Join us

Introduction to Docker and Kubernetes: Part I

diagram vm.png

Few explanations about Docker, differences between Image and Container and Overview of Kubernetes Concept

Long story before containerization arises, we tend to use VMs approach on deploying applications. Every machine will have their OS with its libraries, makes the apps size is pretty huge as its contains OS. The diagram is closely like below:

VM runs on top of Hypervisor, if you have heard of VMware, Virtual Box, Hyper-V that are some examples of hypervisor. Each app is isolated within VM alongside with the OS and this is similar to container, the fundamentals that must understand by developers nowadays.

Then, what is container?

Basic concept of container is similar to container in real life, which is the way you package everything into one. Like this cargo container below:

Cargo container. Source: wikipedia (source)

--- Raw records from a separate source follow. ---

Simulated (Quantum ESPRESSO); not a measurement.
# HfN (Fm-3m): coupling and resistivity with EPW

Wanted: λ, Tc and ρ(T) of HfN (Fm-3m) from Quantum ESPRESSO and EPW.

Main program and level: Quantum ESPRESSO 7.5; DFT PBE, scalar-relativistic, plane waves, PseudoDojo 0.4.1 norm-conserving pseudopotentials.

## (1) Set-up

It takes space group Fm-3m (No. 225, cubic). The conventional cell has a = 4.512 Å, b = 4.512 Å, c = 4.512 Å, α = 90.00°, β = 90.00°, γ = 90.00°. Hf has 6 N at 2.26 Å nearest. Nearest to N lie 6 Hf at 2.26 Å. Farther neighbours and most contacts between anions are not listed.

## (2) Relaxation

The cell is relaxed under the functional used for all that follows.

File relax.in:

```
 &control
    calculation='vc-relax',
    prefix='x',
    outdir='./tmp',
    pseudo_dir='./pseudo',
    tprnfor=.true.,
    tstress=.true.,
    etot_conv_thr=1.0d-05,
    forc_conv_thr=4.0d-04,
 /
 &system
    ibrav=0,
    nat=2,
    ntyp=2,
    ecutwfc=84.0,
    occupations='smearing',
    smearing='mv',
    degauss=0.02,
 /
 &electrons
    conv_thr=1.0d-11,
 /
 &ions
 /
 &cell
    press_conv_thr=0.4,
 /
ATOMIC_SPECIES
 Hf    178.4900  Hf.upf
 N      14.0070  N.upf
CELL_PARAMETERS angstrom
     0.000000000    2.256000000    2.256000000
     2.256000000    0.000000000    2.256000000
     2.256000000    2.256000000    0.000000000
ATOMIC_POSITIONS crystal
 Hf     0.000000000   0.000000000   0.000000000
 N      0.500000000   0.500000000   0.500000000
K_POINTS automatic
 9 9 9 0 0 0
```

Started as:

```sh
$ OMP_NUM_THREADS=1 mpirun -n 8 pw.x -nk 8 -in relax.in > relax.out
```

You might often hearing these questions from your colleagues:

My app works smoothly on your laptop, but why it doesn’t work on my machine?

Most likely they haven’t implemented containerization on their applications that forces them to do installations step by step every time they want to test the app in local machine. Moreover the installations of its dependencies are differ on each Operating Systems. Let’s say that when you install NodeJS in Windows has different steps when you install it on Linux.

But with container, we won’t get bother by doing such repetitive things that will save us much time and could focus on the development instead.

More specifically, container wraps and package the code, dependencies, configurations in one file and makes it isolate from each other and with the OS. Though they are isolated but they can communicate by networks which is the happy part of containerzation!

As we saw before that VMs run on top of Hypervisor meanwhile container runs on top of some sort of it we call it as container runtime. There are some container runtimes but the most popular is Docker.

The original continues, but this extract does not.